For all workers, the increase is 0.2 percent as a share of sales. A report by the Employment Policies Institute, a non profit in Washington DC that receives funding from the food and restaurant industry reports that there is a negative employment impact particularly among minorities.
(emphasis mine)

So, though businesses will be impacted negatively (more on that in a bit), who will benefit? Nationally, here are the numbers:

Analysis of the 2005 Current Population Survey reveals that the workers potentially affected by a minimum wage increase are mainly adults who typically work full time and provide significant income to their families. If the federal minimum wage were increased to $7.25 per hour by 2008, 14.9 million workers would see their wages rise. The vast majority (80%) of workers affected are adults age 20 and above. Twenty-six percent of these workers are parents, and as a result over 7.3 million children of low-wage workers would see their parents’ income increase if the federal minimum wage was increased to $7.25 per hour by 2008.

Furthermore, the earnings of minimum wage workers are essential to their families’ total income. While not all minimum wage workers are poor or are the sole breadwinner for their families, it is striking how important low-wage workers’ income is to their economic well-being. On average, families with affected workers rely on those workers for over half (59%) of the families’ total earnings. Nearly half (46%) of all families with an affected worker rely solely on the earnings of those workers.

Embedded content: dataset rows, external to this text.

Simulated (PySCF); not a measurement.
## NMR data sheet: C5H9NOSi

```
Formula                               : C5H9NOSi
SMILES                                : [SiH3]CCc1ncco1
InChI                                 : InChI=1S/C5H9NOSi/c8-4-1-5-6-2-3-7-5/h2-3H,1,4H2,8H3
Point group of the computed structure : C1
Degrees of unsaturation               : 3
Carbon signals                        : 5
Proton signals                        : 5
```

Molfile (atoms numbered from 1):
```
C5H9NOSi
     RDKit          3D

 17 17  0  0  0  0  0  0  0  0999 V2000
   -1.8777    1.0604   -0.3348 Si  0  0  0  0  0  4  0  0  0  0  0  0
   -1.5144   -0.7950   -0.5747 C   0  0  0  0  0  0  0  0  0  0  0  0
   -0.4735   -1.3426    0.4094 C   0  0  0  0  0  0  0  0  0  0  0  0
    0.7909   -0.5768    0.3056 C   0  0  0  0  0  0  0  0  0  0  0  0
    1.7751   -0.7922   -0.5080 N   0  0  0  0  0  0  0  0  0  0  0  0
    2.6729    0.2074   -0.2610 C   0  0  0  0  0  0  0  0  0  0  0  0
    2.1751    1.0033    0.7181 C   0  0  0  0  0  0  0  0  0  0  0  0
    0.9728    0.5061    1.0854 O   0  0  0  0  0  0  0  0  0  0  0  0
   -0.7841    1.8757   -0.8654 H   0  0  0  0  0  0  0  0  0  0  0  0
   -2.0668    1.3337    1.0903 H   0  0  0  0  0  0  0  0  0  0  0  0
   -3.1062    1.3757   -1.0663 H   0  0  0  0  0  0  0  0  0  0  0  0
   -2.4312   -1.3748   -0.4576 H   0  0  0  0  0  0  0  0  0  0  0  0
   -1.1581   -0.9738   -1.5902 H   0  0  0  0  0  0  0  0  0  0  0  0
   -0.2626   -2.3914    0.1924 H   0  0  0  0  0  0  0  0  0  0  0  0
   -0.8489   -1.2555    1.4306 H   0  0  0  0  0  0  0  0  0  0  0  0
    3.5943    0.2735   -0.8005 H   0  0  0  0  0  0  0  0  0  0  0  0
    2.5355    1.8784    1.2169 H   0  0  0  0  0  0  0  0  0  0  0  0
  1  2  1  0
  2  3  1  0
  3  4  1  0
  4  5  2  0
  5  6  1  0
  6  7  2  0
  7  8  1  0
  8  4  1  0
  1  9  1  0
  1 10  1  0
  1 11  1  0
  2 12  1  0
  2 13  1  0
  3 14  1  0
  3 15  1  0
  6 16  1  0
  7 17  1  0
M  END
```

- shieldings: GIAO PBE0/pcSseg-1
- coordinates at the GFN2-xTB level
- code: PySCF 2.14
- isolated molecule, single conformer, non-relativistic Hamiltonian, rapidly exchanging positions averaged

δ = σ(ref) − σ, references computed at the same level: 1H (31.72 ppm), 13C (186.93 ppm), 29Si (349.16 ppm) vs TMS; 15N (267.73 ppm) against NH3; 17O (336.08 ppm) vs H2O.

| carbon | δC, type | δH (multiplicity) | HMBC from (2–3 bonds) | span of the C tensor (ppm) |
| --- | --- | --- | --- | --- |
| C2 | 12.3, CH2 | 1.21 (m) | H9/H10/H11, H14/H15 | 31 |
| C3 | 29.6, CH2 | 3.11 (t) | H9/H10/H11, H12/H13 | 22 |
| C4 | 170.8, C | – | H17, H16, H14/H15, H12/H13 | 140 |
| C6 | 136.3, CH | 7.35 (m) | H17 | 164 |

So, only 20 percent of those affected are teenagers, while minimum-wage workers account for more than half of their families’ income. Seems like a group that could use some help. But what about the claims of upward mobility, that workers will be stuck in entry-level jobs? Well, according to a labor market analysis (PDF) completed by the Center for Economic and Policy Research:

Finally, policy also plays a role. Workers who live in states that have enacted a state minimum wage higher than the federal minimum wage have a lower probability of staying in a low-wage job.

Back to the business impact — what does economist Kash Mansori deduce when he looks at the facts:

But what this data does suggest is that any effect of raising the minimum wage on employment levels is almost certainly tiny, and generally swamped by other factors in the economy that influence employment much more strongly. The burden of proof is on those who think that higher minimum wages do indeed cause employment to fall, and as hinted at by the charts and tables presented here, it’s surprisingly tough to come by such evidence.

Indeed, actual evidence that a high minimum wage impacts jobs is hard to find. It’s rather easy, however, to find data to suggest the opposite. For example, Hawaii has a high minimum wage and the lowest unemployment in the country. Florida’s wage is indexed to inflation — the Golden State is ranked No. 9 for the percentage of workers employed. Mississippi, on the other hand, has no minimum wage, and the highest unemployment.

And speaking of Florida:

Before last year’s elections, a political action committee backed by the likes of Publix Super Markets and Outback Steakhouse had some hair-raising predictions about the effect of bumping up the minimum wage.

Thousands of jobs would be lost if voters increased the state’s rock-bottom wage to $6.15 from $5.15, said one e-mail sent out by the Coalition to Save Florida Jobs.

Jobs would be outsourced overseas, the e-mail said. Even companies that paid above the minimum wage would be forced to raise pay for everyone, said retailers and restaurants that opposed the amendment.

Today, though, it’s hard to find much wreckage in the Florida retailing and restaurant industries, the two groups that bankrolled the Coalition to Save Florida Jobs.

Aside from all that, why bother raising the minimum wage? It’s an economic question, right, so why don’t we let the market figure it out? Well, the Federal Reserve is always willing to help the market out when wages become a problem:

Wages have risen so swiftly that some economists worry that they could push inflation up on their own, by forcing companies to raise prices. Last week, the Federal Reserve chairman, Ben S. Bernanke, warned that the central bank might have to raise interest rates again. “One factor that we are watching carefully is labor costs,” he said.

So, we know companies are being looked after. But, again, why raise the minimum wage? Well, perhaps we don’t want it lagging too far behind the federal poverty level:

Every day that Congress fails to enact a higher minimum wage, workers lose purchasing power. However, if the minimum wage bill currently under debate in the Senate (HR 2) were immediately passed, this gap would be significantly reduced. In 2009, this bill would raise full-time minimum wage workers above the poverty line for a family of two for the first time in over a decade. While this modest bill would still place minimum wage workers 18% below the poverty line for a family of three, it would provide much needed relief to low-wage workers and their families.

For the first time in a decade? You’ve got to be kidding me! Why is this even a debate?

Scare stories aside, we’ve seen time and time again, in states and municipalities, that an increased minimum wage helps those who need help the most, and doesn’t necessarily impact business negatively. It’s time to stop the chicken little act.